Depending on your morning commute, you could be driving on a brand-new highway or an old road that could use some repairs.
President Biden wants to spend $2.3 trillion to improve the nation's infrastructure. In an exclusive interview, Charles Benson asks Transportation Secretary Pete Buttigieg about what's in the plan for Wisconsin.
The orange barrels are up, and the road construction season has begun. Wisconsin roads get a D plus grade with more than one-third of the roads in fair or below condition, according to one civil engineer's report.
President Biden's plan calls for $600 billion to build and repair roads and bridges across the country.
Benson: What does that mean for people in Wisconsin? Better highways, more highways, repairing highways?

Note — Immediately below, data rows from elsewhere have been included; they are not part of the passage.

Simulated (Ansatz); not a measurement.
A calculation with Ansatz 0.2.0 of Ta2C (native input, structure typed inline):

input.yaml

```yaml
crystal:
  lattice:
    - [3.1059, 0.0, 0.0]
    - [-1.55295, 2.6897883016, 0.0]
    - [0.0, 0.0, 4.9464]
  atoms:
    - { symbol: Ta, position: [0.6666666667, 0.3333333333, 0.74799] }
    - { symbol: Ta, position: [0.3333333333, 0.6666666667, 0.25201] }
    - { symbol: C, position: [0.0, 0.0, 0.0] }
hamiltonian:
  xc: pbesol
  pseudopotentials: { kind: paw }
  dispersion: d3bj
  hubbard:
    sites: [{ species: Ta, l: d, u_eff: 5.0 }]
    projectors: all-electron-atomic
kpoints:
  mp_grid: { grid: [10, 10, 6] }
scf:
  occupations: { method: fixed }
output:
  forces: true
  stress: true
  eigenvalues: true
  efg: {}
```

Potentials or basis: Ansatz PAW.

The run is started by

Sec. Buttigieg: It's really all of the above: First of all, we got to take care of what we got in Wisconsin alone. There are 1,949 miles of roads that are in poor condition. It's why we have the resources in this bill to help tackle 20,000 miles of roads across the country.
But there's more to Biden's $2.3 trillion plan. It also includes $85 billion for public transportation - like trains and buses - $300 billion to retool manufacturing and $400 billion to improve access to care services for older adults and people with disabilities.
Benson: Why is there more to this infrastructure bill, than what people might think typically, it's just roads and highways?
Sec. Buttigieg: Well, this is about preparing America for the future, making sure that we deal with an infrastructure that is today ranked 13th in the world, when we ought to be in first place.
Another $100 billion for broadband to improve high-speed internet, competition, and affordable access - a big issue in rural Wisconsin.
"We think being connected to the Internet is as important as being connected to the interstate highway system," said Secretary Buttigieg. "Even if it's a little bit new in terms of what we consider infrastructure, all of these things fit together, all of these things are going to help make America more competitive and, critically, all of these things are going to help create millions of jobs."
Republicans now have their own $568 billion infrastructure plan: $300 billion for roads and repair, or half off of Biden's plan, and $65 billion for broadband and $61 billion for public transportation.
Benson: The President indicated he's willing to compromise, is that a sign this bill is in trouble?
Sec. Buttigieg: Well, this bill is incredibly popular among the American people. It has a lot of support, but the President really believes in engaging all sides.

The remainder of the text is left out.